Search: Room of my Own.

Destroy: To the Lighthouse

Samantha, Wednesday, 7 November 2001 01:00 (twenty-three years ago)

search:collected letters, selected poems , orlando
destroy:a room of ones own

anthony, Wednesday, 7 November 2001 01:00 (twenty-three years ago)

Destroy: The Beauty Myth

scott woods, Wednesday, 7 November 2001 01:00 (twenty-three years ago)

Search: Mrs. Dalloway...and even the surprisingly true movie version.

Also, Michael Cunningham's 'The Hours', the Pulitzer novel from a couple of years ago that's a sort of tribute to/recontextualization of Woolf's novels.

Jordan, Wednesday, 7 November 2001 01:00 (twenty-three years ago)

I second The Hours. Its lovely.

bnw, Wednesday, 7 November 2001 01:00 (twenty-three years ago)
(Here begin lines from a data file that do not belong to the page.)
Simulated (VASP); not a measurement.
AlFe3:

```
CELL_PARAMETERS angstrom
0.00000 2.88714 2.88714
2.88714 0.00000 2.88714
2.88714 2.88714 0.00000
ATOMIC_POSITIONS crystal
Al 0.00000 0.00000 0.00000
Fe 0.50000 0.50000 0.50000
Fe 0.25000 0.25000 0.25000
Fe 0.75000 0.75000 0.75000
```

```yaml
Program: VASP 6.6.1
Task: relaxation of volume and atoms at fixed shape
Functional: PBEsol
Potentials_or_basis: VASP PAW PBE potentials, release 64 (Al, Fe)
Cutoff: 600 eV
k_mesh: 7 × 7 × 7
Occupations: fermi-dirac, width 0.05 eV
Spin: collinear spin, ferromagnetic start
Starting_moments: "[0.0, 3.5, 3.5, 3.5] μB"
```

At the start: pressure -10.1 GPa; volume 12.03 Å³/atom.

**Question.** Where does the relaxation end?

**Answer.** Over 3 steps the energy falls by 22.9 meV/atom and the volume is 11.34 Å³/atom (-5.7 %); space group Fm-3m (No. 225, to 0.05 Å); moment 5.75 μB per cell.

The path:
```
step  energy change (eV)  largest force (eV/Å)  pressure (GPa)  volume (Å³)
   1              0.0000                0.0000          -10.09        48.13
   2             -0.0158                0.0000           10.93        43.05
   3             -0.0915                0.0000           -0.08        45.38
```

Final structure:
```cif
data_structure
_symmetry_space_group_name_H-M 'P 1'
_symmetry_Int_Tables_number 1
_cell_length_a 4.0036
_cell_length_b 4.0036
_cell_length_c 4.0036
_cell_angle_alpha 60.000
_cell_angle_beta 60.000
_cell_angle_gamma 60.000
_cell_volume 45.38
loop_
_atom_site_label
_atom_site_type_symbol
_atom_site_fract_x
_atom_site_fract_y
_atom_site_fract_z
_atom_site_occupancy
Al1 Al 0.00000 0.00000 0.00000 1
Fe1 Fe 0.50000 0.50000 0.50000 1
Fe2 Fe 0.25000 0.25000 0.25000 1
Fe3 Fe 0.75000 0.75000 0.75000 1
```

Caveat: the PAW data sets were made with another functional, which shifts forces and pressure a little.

I don't usually like to be quite *this* derivative, but I think I'll have to third it.

the pinefox, Wednesday, 7 November 2001 01:00 (twenty-three years ago)

Search: Mrs Dalloway, definitely; To The Lighthouse, to some extent; The Waves, which starts woefully but picks up momentum.

Destroy: 'Mr B and Mrs B', Fire With Fire, Peter & The, Professor Heinz.

the pinefox, Wednesday, 7 November 2001 01:00 (twenty-three years ago)

i second the waves

anthony, Wednesday, 7 November 2001 01:00 (twenty-three years ago)

(i have read nothing by v.woolf even tho i HAVE read "lady into fox" by her brother or husband or summat: HOW LAME IS THAT? i was 12 and i liked the picture on the cover)

mark s, Wednesday, 7 November 2001 01:00 (twenty-three years ago)

I read like a third of Jacob's Room. It was good.

Josh, Wednesday, 7 November 2001 01:00 (twenty-three years ago)

I liked To the Lighthouse, although the token working class character Leonard Tansley (the 'beastly little atheist') comes out of it pretty badly. He was the character I associated with the most, as well. I love the way her prose weaves in and out of the innermost thoughts of her characters. 'The Waves' is especially lovely. You emerge from it as if from a delicious dream. I saw an exhibition once, of photographs based on 'The Waves', and it was absolutely exquisite.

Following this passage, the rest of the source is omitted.